1

On recent versions of Win10 it is possible to set the Active Code Page (ACP) to a UTF-8 code page. And as discussed here, it is possible to set the System Locale (used to map between the "A" version and "W" version of the Windows API) to use the UTF-8 code page.

How does a script detect if the UTF-8 code page is in use?

As discussed here and here, it is normally possible to use WMI to get the system code page ID:

For Each os In wmi.ExecQuery("SELECT * FROM Win32_OperatingSystem")
    cs = os.CodeSet
Next

When I try that on Win10, set to use 'beta' utf-8 support in American English for non-unicode programs, WMI continues to report that the code page is 1252. Even though that is clearly not the case (code page 1252 has a code point at 128, but none at 49800: UTF-8 has a code point at 49800, none at 128).
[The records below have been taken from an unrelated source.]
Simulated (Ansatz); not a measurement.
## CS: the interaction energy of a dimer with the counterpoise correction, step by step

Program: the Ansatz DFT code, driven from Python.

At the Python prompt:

How does a script detect that the actual system locale is using the UTF-8 code page?

david
  • 2,435
  • 1
  • 21
  • 33
  • Does this answer your question? [Using UTF-8 Encoding (CHCP 65001) in Command Prompt / Windows Powershell (Windows 10)](https://stackoverflow.com/q/57131654) – user692942 Nov 25 '20 at 09:54
  • 1
    @Lankymart That question seems to be asking how to force the PowerShell window to use UTF-8. This question, rather, seems to be asking how to tell what a local system is using. – TylerH Nov 25 '20 at 19:21
  • @TylerH fair enough, but it’s more the fact tags the question both powershell and vbscript. The answer is purely powershell and has been accepted as the solution. – user692942 Nov 26 '20 at 05:43
  • Almost anything you can do in powershell, you can do in vbscript, and vice versa. Most of powershell is just calling COM objects, most of the exceptions are available with COM shells or as executables, and most of the few remaining exceptions have equivalents. The answer below is not a PowerShell answer: it's a PowerShell example of a generic answer. – david Nov 26 '20 at 23:56

1 Answers1

5

PowerShell (shell-based) solutions:

To determine the system locale's (system-wide) OEM code page - which is the one used by console applications, use the registry:

# $true, if the OEM code page is set to UTF-8 (code page 65001)
'65001' -eq (Get-ItemPropertyValue HKLM:\SYSTEM\CurrentControlSet\Control\Nls\CodePage OEMCP)

Note:

  • Using the system-wide UTF-8 support also sets the ANSI code page (ACP) to 65001, used by legacy GUI applications but notably also Windows PowerShell[1], means that Windows PowerShell's default encoding for the Get-Content and Set-Content cmdlet, for instance, changes.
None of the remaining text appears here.